Scarborough-Malvern LRT Plans

Scarborough-Malvern LRTTwo open houses were recently held for the Scarborough-Malvern LRT line. I was unable to attend either open house, but there is a good write up on Steve Munro’s website. I have saved a copy of the display panels here (1.6 MB).

I won’t go into explaining all the details of the route, as you can check out the display panels for that. As this line will not be going to Malvern, a name change for it might be in order, perhaps the West Hill LRT?

I will comment on the connection with the University of Toronto Scarborough Campus. The line makes a dog leg to connect with this major trip generator and one nice thing about this is that the line will leave a median right of way on Morningside Avenue south of the Highland Creek bridge. It will run on the east side of the road and over its own new bridge and remain on the side of the road up Morningside and along Ellesmere before returning to a median up Military Trail to Morningside and then up Morningside in a median. Hopefully, this alignment will take advantage of the lower cost ballasted tie construction and not be encased in concrete the whole way.

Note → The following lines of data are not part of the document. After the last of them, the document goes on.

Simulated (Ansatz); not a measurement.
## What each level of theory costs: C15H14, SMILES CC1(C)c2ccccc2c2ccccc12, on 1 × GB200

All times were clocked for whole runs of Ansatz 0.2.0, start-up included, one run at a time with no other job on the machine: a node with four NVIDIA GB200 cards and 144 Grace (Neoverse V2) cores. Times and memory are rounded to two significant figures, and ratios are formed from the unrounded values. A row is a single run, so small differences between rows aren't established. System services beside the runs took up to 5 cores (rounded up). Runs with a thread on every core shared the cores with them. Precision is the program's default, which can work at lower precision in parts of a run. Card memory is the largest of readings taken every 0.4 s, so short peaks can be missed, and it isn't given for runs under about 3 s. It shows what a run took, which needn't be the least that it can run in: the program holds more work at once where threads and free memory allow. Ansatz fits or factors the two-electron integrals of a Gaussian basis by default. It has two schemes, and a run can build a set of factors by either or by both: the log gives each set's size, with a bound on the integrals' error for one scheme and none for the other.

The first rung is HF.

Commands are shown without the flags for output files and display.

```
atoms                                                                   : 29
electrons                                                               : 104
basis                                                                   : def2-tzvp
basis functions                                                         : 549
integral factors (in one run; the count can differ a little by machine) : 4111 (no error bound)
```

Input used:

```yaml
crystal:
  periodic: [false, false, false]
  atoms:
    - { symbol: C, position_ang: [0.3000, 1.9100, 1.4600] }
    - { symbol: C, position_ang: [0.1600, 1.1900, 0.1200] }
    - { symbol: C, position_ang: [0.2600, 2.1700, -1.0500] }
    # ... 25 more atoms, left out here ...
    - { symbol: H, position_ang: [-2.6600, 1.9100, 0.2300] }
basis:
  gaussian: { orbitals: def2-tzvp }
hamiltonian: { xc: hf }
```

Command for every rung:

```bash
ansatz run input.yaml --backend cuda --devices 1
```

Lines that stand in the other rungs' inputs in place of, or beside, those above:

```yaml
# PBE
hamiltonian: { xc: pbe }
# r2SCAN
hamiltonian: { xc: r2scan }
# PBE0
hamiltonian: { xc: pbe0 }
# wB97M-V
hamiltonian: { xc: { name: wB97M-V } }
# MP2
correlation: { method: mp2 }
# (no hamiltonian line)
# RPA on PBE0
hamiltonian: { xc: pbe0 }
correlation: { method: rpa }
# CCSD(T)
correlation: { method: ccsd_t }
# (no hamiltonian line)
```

I do think that a better alignment would be to veer away from Morningside starting with the bridge over Highland Creek and cut through the woods. Here is the image from the display boards with my alignment added in yellow:

3 Responses to “Scarborough-Malvern LRT Plans”

  1. Leo Petr Says:

    1. You are severely underestimating the grades involved. Ellesmere is graded. The woods are not, plus the really tall hill you are going up is subject to severe erosion. UTSC put a giant wooden gazebo on that hill in the 90s, which it then had to condemn and demolish because the foundations eroded.

    Here’s what your route looks like in Google Earth with elevation exaggeration of 3:

    2. You are underestimating property impacts. Your route goes up the stairs between the H-wing and the S-wing of the main university building. That’s a pretty central location. There is also a major basement level underneath.

    Cal’s comment: The grading issue is minor compared to the environmental issue with mature trees. Also, my yellow line was not intended to be a specific alignment for the tracks, but rather an approximation to show a path that could take the line closer to where its users may want to go.

  2. Kevin Says:

    The line looks good a on papaer but it would be difficult to construct such a line. The entire route would have to be elevated high over the forest. This would be expensive to say the least. It would also lead to the cutting of many mature trees which wouldnt sit well with environmentalist.

    Cal’s comment: Since first suggesting this, I have found that there really is a big issue with anything related to the mature forest. At least it seeds discussions as there ought to be a better way to serve the campus and hopefully avoid such an acute turn at Military Trail.

  3. JJ Says:

    This alignment makes a lot of sense. I fear though it’d only be worth the investment were this to be a subway line (likely an extension of the B-D Line if the S(L)RT’s truly here to stay) and UTSC were made to be the terminus (though going one station beyond, may be preferrable to reduce bus traffic on campus grounds and directly serve Centennial). Dissecting the underground passageway Leo speaks of is actually the primo, ideal spot for such a station because it’s central to all major campus buildings and wings (under a minute or two’s walk from the Science Wing, Humanities Wing, Bladen Wing, Management building, north and south residences, Arts and Admin building, the Meeting Place and the Student Centre). I’m sure realigning said walkway is a small price to pay for the huge gains in campus accessibility it’d provide. It’s also far enough away from any actual classrooms as not to disrupt lessons from the noise/vibrations.

    Cal’s comment: An extension of the B-D subway is simply too expensive to justify for the demands needed. My alignment suggestion is a problem because of the forested area it cuts through, but tunneling might be an idea. That would drive the cost up, but we are talking about a tunnel about a kilometre long (from the north side of the valley to Ellesmere) with one station.